High tide boosted by storm surges wash across Majuro Atoll in the Marshall Islands in the Pacific, threatened by rising sea levels and increasingly intense tropical storms
A group of small island nations joined calls on Tuesday for a windfall tax on oil companies to compensate developing countries for the damage caused by climate change-induced natural disasters.
Developing nations have pressed their case at the UN’s COP27 climate summit in Egypt for the creation of a “loss and damage” fund, arguing that rich nations are to blame for the biggest share of greenhouse gas emissions.
Oil companies have scored tens of billions of dollars in profits this year as crude prices have soared in the wake of Russia’s invasion of Ukraine.
“It is about time that these companies are made to pay a global COP carbon tax on these profits as a source of funding for loss and damage,” the prime minister of Antigua and Barbuda, Gaston Browne, told fellow leaders at the summit in the seaside resort of Sharm el-Sheikh.
“While they are profiting, the planet is burning,” said Browne, who was speaking on behalf of the 39-nation Alliance of Small Island States, many of whose very existence is threatened by rising sea levels and increasingly intense tropical storms.
Barbados Prime Minister Mia Mottley called Monday for a 10 percent tax on oil companies to fund loss and damage.
The contentious issue of loss and damage was added to the COP27 agenda after intense negotiations.
The United States and European Union have dragged their feet on the issue in the past, fearful of creating an open-ended reparations regime.
– ‘Fossil fuel non-proliferation’ –
Browne acknowledged that the adoption of the agenda was “just one step” in the process, which gives a two-year space to negotiate.

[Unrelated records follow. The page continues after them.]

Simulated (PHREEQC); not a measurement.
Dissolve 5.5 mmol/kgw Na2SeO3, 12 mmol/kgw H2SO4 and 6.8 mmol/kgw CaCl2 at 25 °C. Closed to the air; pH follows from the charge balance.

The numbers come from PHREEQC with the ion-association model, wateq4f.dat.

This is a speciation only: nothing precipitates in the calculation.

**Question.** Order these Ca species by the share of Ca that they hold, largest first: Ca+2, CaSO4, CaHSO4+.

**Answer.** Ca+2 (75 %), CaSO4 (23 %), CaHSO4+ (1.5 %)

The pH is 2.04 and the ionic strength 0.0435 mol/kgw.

“We look forward to the establishment and officialisation of the fund by 2024,” he said.
Browne also said a group of four island nations had registered a commission with the UN to “explore the responsibility of states for injuries arising from their climate actions and breaches in the obligations”.
“As small countries this is a new dynamic pathway of justice where the polluter pays,” he said.
Browne said small island states “will fight unrelentingly this climate crisis, and this includes fighting in the international courts and under international law”.
Another island nation, Tuvalu, announced it was joining calls for a fossil fuel non-proliferation treaty, an initiative that seeks to stop new investments in coal, oil and gas globally and phase out production.
“The warming seas are starting to swallow our lands –- inch by inch,” Tuvalu’s Prime Minister Kausea Natano said in a statement.
“But the world’s addiction to oil, gas and coal can’t sink our dreams under the waves,” he said.
A Pacific neighbour, Vanuatu, was the first nation to join the treaty in September.
“Vanuatu and Tuvalu are the first countries to call for a new treaty as a companion to the Paris Agreement to align oil, gas and coal production with a global carbon budget,” said Tzeporah Berman, chair of the Fossil Fuel Non-Proliferation Treaty initiative.
“We will look back on this in history as the moment of reckoning, with overproduction that is locking in further emissions and holding us back from bending the curve,” Berman said.